So furious is Rohloff about what she sees as the inadequacies and wrong-headedness of our elected representatives that she’s written not just to Mayor Tory Whanau and every councillor, but to the prime minister, the minister of local government, minister of transport, MPs Tamatha Paul and Andy Foster, David Seymour, Winston Peters and the Ombudsman, outlining plans for a rates revolt and calling for an investigation into the council.

Her gripes are largely around a perceived lack of transparency, financial mismanagement and the treatment of submitters during the consultation process.

Her most recent targets include the “undemocratic way” the council forged ahead with its Karori connections cycleway project ‒which will see all but 81 of 279 car parks removed from along Karori Rd “to the detriment of a lot of local businesses”, the Reading cinema deal, the town hall seismic strengthening cost blowout, and various other “mayoral vanity projects”.

There was also the issue of the Karori Events Centre, which was handed over to the council in 2022 after it committed to completing a $1.9 million fit-out, but has since remained unfinished.

Thar she blows - the damage caused by a water main bursting in Karori on Monday.
Thar she blows - the damage caused by a water main bursting in Karori on Monday.

“The council has got its priorities all wrong,” Rohloff said. “We’ve got major issues with infrastructure. It should be putting money into fixing our water woes instead of increasing our already high rates or wasting it on nice-to-haves.”

Her letter to the Ombudsman raised concerns around the council’s “abuse of power” in rejecting a group submission on the cycleway proposal and the “indecent haste” with which it had been rolled out.

“People in Karori feel very strongly about the way WCC is behaving over the Karori Connections Project…so many are of the view that the [council’s] idea of consulting is to ignore any negative feedback…then do whatever they want to do and that there’s little point in fighting it.

“The entire thing is a farce - just a tick box exercise so they can say they consulted,” Rohloff wrote, asking that the office look into the council’s decision-making processes.

Chief Ombudsman Peter Boshier last year called for councils to open workshops to the public by default to reduce the perception that critical decisions were being made behind closed doors following an investigation in response to complaints that the practice was “undermining local democracy”.

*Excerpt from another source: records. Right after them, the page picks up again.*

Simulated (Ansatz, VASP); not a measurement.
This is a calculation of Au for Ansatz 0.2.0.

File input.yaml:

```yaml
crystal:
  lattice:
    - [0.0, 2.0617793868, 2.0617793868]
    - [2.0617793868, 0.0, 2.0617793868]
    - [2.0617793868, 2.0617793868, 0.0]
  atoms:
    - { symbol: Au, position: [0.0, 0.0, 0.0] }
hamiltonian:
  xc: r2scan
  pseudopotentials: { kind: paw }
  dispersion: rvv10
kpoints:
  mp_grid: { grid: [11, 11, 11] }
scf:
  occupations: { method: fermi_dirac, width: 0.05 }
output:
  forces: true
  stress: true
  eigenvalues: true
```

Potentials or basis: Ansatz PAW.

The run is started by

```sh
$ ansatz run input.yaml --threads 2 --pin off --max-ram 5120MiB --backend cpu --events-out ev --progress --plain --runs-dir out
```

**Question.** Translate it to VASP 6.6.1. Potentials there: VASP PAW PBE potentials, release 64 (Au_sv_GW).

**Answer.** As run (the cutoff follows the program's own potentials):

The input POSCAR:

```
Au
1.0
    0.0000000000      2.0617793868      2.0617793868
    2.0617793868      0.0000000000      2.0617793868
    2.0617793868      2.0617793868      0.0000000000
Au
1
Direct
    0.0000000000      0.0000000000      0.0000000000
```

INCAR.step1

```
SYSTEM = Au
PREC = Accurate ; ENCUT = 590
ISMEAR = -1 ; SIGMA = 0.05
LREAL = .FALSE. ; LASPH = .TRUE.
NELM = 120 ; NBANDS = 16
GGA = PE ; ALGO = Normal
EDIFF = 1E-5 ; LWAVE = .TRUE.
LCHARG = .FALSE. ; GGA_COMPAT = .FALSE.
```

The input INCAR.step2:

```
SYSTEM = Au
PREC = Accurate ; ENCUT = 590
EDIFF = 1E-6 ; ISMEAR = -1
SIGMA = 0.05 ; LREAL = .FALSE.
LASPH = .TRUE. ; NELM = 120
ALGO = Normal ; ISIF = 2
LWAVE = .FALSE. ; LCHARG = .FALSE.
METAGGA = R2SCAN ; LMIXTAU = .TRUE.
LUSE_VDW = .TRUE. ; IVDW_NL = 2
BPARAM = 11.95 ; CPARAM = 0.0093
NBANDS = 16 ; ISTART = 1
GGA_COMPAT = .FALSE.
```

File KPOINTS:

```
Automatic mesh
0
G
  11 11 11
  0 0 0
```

Rohloff said it was galling to see leaks in the suburb go unattended while plans were being made to introduce water meters “at huge cost.” A proposed rates increase of 16.4% and a plan to introduce a new food waste collection, at significant cost. were also concerns.

Rohloff and her husband put all their food scraps into their home compost bin, “so we would never use it, and I’m sure a lot of others wouldn’t either.

“As a household that relies solely on New Zealand Super, like many other ratepayers, we just can’t afford more massive rates hikes.”

While the couple have just paid their latest rates bill, Rohloff is now digging her heels in, saying she will continue to pay each quarterly instalments at the current annual charge but will not pay any rates increases, any cost towards the installation of water meters, costs of any food recycling, sewage treatment levies or any costs of installing parking meters in Karori, “as long as the council continues to ignore the wishes of ratepayers”.

Neighbour Ursula Egan is right behind her strong-willed friend. She has also been at the no-response end of communication with the council, having written letters and attended public meetings.

“You just feel like everything you do is a waste of time, because they plough ahead anyway. To say any of it is consultation is nonsense.”

Rohloff hopes others will get on board as a way of protesting. “I may just be an annoying ratepayer to be ignored. Well, I might be ignored. But I won’t be silent,” she says.

She has received responses to her letter from three councillors.